Donald Trump Invests in Wine Country


Vineyards conjure images of grandeur: rolling hills of grape vines, lavish dinner parties at million dollar homes, a sort of bohemian wealth and influence. Sometimes though, it can come to a roaring halt when those same vineyards that supply the grandeur fail in a way Mother Nature could have predicted.

Patricia Kluge, famed socialite who married rich, divorced nine years later and settled for the Charlottesville Mansion and nearly $1 million a year and then remarried, is again under fire after her $3 million house foreclosed this month.

In February, Albermarle, a 200-acre and 45-room estate built by her late husband, John W. Kluge, was repossessed by creditor Bank of America for $15.3 million.

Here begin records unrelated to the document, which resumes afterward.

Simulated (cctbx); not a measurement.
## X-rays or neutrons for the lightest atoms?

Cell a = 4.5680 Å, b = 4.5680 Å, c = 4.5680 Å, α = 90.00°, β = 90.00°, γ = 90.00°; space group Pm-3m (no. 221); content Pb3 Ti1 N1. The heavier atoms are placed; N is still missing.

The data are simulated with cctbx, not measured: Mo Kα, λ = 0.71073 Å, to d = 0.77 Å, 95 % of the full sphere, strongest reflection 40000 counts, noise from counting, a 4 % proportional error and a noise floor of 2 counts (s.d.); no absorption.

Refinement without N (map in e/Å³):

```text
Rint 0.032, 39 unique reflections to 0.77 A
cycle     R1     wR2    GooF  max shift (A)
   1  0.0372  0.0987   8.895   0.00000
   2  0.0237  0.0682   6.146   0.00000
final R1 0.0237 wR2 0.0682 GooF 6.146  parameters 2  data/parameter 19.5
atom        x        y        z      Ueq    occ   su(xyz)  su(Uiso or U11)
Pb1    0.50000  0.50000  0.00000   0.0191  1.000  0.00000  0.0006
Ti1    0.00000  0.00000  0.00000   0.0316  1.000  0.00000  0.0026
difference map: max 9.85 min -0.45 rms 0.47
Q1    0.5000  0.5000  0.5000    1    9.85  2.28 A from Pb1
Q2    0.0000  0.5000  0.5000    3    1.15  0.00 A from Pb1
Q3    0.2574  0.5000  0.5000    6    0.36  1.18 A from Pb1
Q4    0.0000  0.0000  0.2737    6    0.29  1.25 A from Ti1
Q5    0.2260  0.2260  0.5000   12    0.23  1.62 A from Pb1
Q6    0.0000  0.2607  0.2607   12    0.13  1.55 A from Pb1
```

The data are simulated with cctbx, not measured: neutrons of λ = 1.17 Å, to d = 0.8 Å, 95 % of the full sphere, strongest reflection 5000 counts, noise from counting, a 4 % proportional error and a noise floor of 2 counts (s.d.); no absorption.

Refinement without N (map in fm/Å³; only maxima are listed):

It all started when Kluge established Kluge Estate Winery and Vineyard on 960 acres in Charlottesville. She took out $65 million in loans to expand wine production and to build luxury homes on half the land. Then the bottom dropped out and she found that she could only sell half of what they anticipated. She defaulted on $35 million in loans. Over the past three years, Kluge lost Albermarle (originally valued at $100 million, now on the market for $16 million), $15.1 million worth of jewelry, and plenty of art and furniture to pay her debt and then the winery.

On April 7 billionaire Donald Trump bought half of the land, including the winery, for $6.21 million, the other half going to Loudoun developer Sal Cangiano for $1.2 million. Trump told the Washington Post he sees the purchase as a great real estate deal, but not as an opportunity to continue the great wine making of Kluge. “I’m really interested in good real estate, not so much in wine,” he said.

Trump is also interested in Albermarle, for which they hold the First Right of Refusal, though general counsel for the Trump Organization Jason D. Greenblatt told Forbes, “Ultimately we’d like to buy the home, but the bank has an unrealistic expectation for the purchase price.”

Whatever the outcome of the land, Trump’s made it clear that he wants Kluge to stay on in some capacity at the vineyards, though there’s been speculation about a possible golf course. Kluge will no longer own her 960 acres of land, two homes or a reputation as a wine maker.